The code sample described in these instructions is available on GitHub. For more information about the capabilities, models, and configuration options of this task, see the Overview.
Code example
The example code for Face Landmarker provides a complete implementation of this task in Python for your reference. This code helps you test this task and get started on building your own face landmarker. You can view, run, and edit the Face Landmarker example code using just your web browser.
Setup
This section describes key steps for setting up your development environment and code projects specifically to use Face Landmarker. For general information on setting up your development environment for using MediaPipe tasks, including platform version requirements, see the Setup guide for Python.
Attention: This MediaPipe Solutions Preview is an early release. Learn more.
Packages
The MediaPipe Face Landmarker task requires the mediapipe PyPI package. You can install and import these dependencies with the following:
$ python -m pip install mediapipe
Imports
Import the following classes to access the Face Landmarker task functions:
import mediapipe as mp
from mediapipe.tasks import python
from mediapipe.tasks.python import vision
Model
The MediaPipe Face Landmarker task requires a trained model that is compatible with this task. For more information on available trained models for Face Landmarker, see the task overview Models section.
Select and download the model, and then store it in a local directory:
model_path = '/absolute/path/to/face_landmarker.task'
Use the BaseOptions object model_asset_path parameter to specify the path of the model to use. For a code example, see the next section.
Create the task
The MediaPipe Face Landmarker task uses the create_from_options function to set up the task. The create_from_options function accepts values for configuration options to handle. For more information on configuration options, see Configuration options.

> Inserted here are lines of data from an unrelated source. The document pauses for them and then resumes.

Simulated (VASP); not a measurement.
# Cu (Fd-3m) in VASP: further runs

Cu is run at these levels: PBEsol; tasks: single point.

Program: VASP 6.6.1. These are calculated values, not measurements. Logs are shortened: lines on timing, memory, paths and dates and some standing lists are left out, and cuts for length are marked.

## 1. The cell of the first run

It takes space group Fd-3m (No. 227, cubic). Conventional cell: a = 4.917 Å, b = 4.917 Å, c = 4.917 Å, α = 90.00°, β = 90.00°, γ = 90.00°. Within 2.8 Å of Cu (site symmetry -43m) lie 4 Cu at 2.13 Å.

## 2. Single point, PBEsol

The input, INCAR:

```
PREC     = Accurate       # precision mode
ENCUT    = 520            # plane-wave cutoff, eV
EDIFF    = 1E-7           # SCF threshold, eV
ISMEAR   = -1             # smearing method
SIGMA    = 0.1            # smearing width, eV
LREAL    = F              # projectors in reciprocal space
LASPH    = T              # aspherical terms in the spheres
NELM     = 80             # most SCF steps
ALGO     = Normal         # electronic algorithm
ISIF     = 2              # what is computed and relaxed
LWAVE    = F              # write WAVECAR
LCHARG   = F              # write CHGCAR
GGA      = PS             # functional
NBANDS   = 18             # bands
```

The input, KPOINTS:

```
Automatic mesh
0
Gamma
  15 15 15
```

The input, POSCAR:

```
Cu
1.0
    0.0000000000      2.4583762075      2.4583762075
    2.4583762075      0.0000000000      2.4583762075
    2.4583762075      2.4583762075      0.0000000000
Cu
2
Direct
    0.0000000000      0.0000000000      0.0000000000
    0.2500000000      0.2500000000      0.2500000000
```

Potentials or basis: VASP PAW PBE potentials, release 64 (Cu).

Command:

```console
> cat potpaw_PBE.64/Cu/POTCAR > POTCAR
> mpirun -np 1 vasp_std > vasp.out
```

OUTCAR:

The following code demonstrates how to build and configure this task.
These samples also show the variations of the task construction for images, video files, and live stream.
Image
Video
Live stream
import mediapipe as mp
BaseOptions = mp.tasks.BaseOptions
FaceLandmarker = mp.tasks.vision.FaceLandmarker
FaceLandmarkerOptions = mp.tasks.vision.FaceLandmarkerOptions
VisionRunningMode = mp.tasks.vision.RunningMode
options = FaceLandmarkerOptions(
base_options=BaseOptions(model_asset_path=model_path),
running_mode=VisionRunningMode.IMAGE)
with FaceLandmarker.create_from_options(options) as landmarker:
# The landmarker is initialized. Use it here.
# ...
Note: If you use the video mode or live stream mode, Face Landmarker uses tracking to avoid triggering the model on every frame, which helps reduce latency.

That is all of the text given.